I’m sure most of you already know this - but Windows does not play nicely with true multi-user set-ups. But not just because, generally, more than one user would not be logged in to the same machine.
In a multi-user set-up it is to be expected that all frequent users run with limited privileges. Calling the admin is unfeasible and often should be unnecessary - say I want to install iTunes or Miro [as were the case today] but I only want it for myself to listen to some music. Why do I need the admin for that? This isn’t a feature to make Windows “more secure”, it’s merely a result of the poor original design [relying on the registry so much, for example] that’s been kept since Windows 95
For 95% of the applications that I would want to install on Mac or Linux I don’t need to be admin/root. Sure, they will only be available to myself, but that’s exactly what I’d want - to not confuse other users but get my own tools set-up to be able to do my work1 without so many hick-ups. On Windows the percentage seems to be the other way around.

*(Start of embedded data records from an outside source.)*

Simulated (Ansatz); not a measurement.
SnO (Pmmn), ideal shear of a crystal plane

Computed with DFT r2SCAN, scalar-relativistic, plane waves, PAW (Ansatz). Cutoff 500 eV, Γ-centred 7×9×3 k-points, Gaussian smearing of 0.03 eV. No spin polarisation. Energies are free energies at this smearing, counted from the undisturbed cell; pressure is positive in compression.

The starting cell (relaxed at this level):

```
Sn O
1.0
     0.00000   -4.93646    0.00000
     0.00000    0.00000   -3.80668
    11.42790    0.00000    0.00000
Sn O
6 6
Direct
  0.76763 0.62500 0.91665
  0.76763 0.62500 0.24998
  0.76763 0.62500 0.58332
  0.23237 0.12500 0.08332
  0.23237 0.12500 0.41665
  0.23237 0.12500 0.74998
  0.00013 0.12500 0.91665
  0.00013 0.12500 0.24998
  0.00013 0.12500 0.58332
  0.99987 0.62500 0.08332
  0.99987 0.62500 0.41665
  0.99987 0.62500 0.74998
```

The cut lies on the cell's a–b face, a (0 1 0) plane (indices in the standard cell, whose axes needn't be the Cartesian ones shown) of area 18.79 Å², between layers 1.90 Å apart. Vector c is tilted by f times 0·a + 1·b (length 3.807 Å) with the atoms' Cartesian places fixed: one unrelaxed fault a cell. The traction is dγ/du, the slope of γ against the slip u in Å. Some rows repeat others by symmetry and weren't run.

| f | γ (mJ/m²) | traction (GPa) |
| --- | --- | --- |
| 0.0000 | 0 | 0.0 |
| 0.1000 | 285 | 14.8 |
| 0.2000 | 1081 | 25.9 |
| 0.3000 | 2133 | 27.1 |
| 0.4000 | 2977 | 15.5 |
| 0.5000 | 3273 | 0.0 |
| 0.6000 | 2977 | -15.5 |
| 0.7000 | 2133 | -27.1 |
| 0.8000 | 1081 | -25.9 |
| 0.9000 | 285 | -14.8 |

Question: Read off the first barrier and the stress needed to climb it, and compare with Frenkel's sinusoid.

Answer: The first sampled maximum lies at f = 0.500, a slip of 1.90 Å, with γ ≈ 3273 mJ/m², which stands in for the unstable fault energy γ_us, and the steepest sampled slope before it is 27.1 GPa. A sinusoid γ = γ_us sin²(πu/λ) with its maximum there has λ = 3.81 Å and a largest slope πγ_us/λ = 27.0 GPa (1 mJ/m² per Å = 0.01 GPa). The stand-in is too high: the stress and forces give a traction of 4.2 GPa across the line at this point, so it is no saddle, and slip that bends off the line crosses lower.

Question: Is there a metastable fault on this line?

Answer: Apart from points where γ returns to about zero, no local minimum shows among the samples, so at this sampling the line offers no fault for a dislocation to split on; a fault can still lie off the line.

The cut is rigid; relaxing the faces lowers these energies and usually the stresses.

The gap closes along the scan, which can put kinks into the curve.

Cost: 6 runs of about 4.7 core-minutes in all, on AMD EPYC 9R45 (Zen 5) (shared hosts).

So when people wonder why so much spyware finds its way around the net, think about how annoying it is to run on Windows without staying logged in as admin. Especially since in XP [and I think the same to be true in Vista] there’s no way similar to sudo for installing things from the user account you’re already logged into. So switch, log in, install, switch back [maybe restart along the way] and.. blah - productivity down the drain.